Here is the reviewers take on their "subframe":

A note on the M&P pistol's frame: The M&P's frame incorporates a "steel chassis". There are two flat pieces of steel molded into the frame on either side of the magazine well. According to Charles Petty (in his American Cop magazine article) these steel strips provide "anchor points"/support for steel frame inserts and the locking block for the barrel, slide rails, and majority of the trigger mechanism. When mounted in the frame and pinned in place, the two steel blocks provide four corners of support and reduce much of the 'flex' associated with polymer frames".

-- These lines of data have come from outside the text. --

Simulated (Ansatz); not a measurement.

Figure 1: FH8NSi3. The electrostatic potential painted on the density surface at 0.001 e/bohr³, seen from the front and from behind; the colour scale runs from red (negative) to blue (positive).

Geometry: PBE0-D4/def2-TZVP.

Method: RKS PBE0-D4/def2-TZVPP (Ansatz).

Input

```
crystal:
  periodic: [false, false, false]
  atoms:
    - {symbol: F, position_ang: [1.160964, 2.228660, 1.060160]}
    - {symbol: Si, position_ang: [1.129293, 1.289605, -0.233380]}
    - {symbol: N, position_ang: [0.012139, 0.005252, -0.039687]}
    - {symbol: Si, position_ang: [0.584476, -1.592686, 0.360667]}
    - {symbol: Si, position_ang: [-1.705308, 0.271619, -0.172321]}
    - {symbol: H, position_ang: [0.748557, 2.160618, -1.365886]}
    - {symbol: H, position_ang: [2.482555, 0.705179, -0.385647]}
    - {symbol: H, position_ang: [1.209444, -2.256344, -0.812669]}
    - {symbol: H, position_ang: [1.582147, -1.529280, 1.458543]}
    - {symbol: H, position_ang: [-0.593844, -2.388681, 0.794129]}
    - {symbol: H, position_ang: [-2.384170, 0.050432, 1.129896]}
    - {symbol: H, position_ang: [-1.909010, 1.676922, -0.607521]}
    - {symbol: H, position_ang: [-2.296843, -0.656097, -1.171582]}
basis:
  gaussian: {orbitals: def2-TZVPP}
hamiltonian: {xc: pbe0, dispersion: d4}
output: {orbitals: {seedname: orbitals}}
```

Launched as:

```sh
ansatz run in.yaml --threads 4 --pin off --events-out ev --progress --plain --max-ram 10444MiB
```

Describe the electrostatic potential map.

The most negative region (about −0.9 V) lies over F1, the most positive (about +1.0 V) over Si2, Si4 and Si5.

My first impression upon reading this was that this reduction of flex isn't a good thing. The fact that my carry Glock 19(G19) flexes upon firing assists in reducing felt recoil forces to me, the shooter. However, Petty states in his article that he conducted a blind test where he had several shooters fire the same ammo through several different polymer pistols of "similar weight", and each of the shooters described the M&P as having the least recoil. Now, I'm not sure how Petty conducted such a blind test, since, even if a shooter keeps his eyes closed (usually not a good thing while shooting), a shooter familiar with various polymer pistols (like the Glock, Springfield Armory XD, Heckler & Koch (HK) USP, P2000, etc.) can still feel which pistol make he's firing.
No mention of the Steyr at all... :( I guess we just fall (as usual), into the "etc" category.